YouGov have put out their final poll before the EU elections tomorrow. They have the Brexit Party storming ahead on 37%, the Lib Dems in second on 19%, Labour in third on 13%, the Green on 12% – and the Tories on a lowly 7%. It should be noted again that this is a difficult election to poll; also, that YouGov are showing significantly lower Labour numbers than other pollster. Yet if these are taken at face value, Labour could slip into fourth place, behind not only the Lib Dems but the Greens as well.
There is no doubt that if the two main parties end up with 20% or lower in a national election, that would be news in and of itself. Whatever those parties think, putting that genie back in the bottle will be tricky. The assumption that voters will simply return to the Tories and Labour might end up being the correct one; then again, they might not.
In a way, the result will be worse for Labour, no matter how badly the Tories do. And I know many people who read this blog think I always say that about the Labour Party, no matter how existential a crisis the Tories face. But it has to be said that the Tories at least get a chance to pick a new leader and have some sort of honeymoon period off the back of that. They could pick very badly, yes, but still, they have that up their sleeve. Labour meanwhile are seemingly stuck with grouchy grandpa forever, who let us not forget only 12% think is doing well, while 81% say he isn’t. For a leader of the opposition to have an approval rating of -69%, particularly when facing a governing party in free fall with a very unpopular prime minister leading it, is diabolical.
On the other hand, however well they do tomorrow, both the Lib Dems or the Greens have plenty to worry about. The Green vote will be very soft, and could be eaten by Labour regardless of how unpopular Corbyn is generally come the next GE. The cohort voting Green tomorrow will be the most vulnerable to folding back into Labour.

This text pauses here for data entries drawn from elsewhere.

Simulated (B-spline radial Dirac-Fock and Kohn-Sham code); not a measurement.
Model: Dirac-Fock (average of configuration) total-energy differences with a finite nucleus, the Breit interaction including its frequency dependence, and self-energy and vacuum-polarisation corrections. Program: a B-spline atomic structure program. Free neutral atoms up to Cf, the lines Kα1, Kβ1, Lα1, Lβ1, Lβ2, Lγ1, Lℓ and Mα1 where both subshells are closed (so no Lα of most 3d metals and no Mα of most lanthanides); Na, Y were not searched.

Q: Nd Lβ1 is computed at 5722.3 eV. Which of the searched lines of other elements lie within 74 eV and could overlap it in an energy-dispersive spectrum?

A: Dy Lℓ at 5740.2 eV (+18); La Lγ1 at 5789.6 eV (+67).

As to the Lib Dems, my worry is that they will take a good result tomorrow combined with the amazing local elections results as being confirmation that everything they have done over the past four years has been spot on. In actual fact, the Lib Dems are just reaping the windfall of Labour pursuing an unbelievably stupid Brexit policy – and little else. The proof is in the numbers: when asked in the very same EU election polls that have them ahead of Labour by six points how people would vote if Labour were unequivocally a Remain party, the Lib Dem (and the Green for that matter) vote almost totally collapses, with Labour even overtaking the Brexit Party and winning the election. In other words, the Lib Dems are mostly living off of Corbyn’s errors for the moment.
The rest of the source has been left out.